Google Gemma 4 Runs Natively on iPhone with Full Offline AI Inference

On-device AI has been a talking point for years, but Google’s latest move makes it harder to dismiss. Gemma 4, Google’s open-source model family, now runs directly on iPhones, full local inference, fully offline. It’s a meaningful step, and it signals that edge AI deployment isn’t a future priority anymore; it’s happening right now.

So, where does Gemma 4 stand against the competition? Early benchmarks position the 31B variant alongside Qwen 3.5’s 27B model, a reasonably close matchup, with Gemma carrying roughly 4 billion additional parameters. Both models carry trade-offs, and neither is a clear sweep across every task.

More compelling story, though, isn’t the flagship size — it’s the smaller ones. E2B and E4B variants are clearly engineered for mobile deployment, prioritizing efficiency over raw capability. Google’s own app nudges users toward E2B, and that makes sense: it’s faster, lighter, and better suited for real-world on-device conditions where memory and thermal limits matter.

Getting started requires nothing more than downloading the Google AI Edge Gallery from the App Store. From there, users select their preferred model variant and start running inference directly on their device. No API calls. No cloud dependency.

Google AI Edge Gallery isn’t just a text interface. It bundles image recognition, voice interaction, and an extensible Skills framework, positioning it less like a demo and more like a platform for on-device AI experimentation. That framing matters; it suggests Google wants developers and power users to treat this as a foundation, not a feature.

Under the hood, Gemma 4 routes inference through the iPhone’s GPU. In practice, responses arrive with notably low latency, a strong indicator that consumer hardware is now capable of sustaining this class of workload without visible degradation. That’s not a minor footnote; it’s the whole argument for why local AI deployment is becoming commercially viable.
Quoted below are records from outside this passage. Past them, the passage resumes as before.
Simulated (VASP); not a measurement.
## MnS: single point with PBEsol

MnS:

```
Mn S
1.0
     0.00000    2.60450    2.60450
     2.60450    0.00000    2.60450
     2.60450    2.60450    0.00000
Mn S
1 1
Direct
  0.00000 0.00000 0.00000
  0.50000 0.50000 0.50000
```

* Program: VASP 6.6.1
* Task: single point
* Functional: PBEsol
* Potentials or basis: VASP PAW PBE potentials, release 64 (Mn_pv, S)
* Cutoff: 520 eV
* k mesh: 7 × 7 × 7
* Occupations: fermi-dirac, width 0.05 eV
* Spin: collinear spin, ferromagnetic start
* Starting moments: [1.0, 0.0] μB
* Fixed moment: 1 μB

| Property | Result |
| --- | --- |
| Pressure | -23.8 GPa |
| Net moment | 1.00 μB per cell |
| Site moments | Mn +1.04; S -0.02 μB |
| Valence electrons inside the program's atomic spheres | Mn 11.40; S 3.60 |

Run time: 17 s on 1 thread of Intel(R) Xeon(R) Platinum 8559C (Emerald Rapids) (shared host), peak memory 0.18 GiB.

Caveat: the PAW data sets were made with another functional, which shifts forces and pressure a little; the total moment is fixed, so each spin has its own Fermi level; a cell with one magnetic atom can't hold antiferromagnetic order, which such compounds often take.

Offline capability, in particular, changes the calculus for enterprise use cases — field applications, healthcare settings, and scenarios where data privacy rules out cloud processing entirely.

When all’s said and done, Gemma 4 on iPhone isn’t just a technical proof-of-concept. It’s a signal that the on-device AI era has arrived — and for Google, the Gemma is definitely out of the bottle.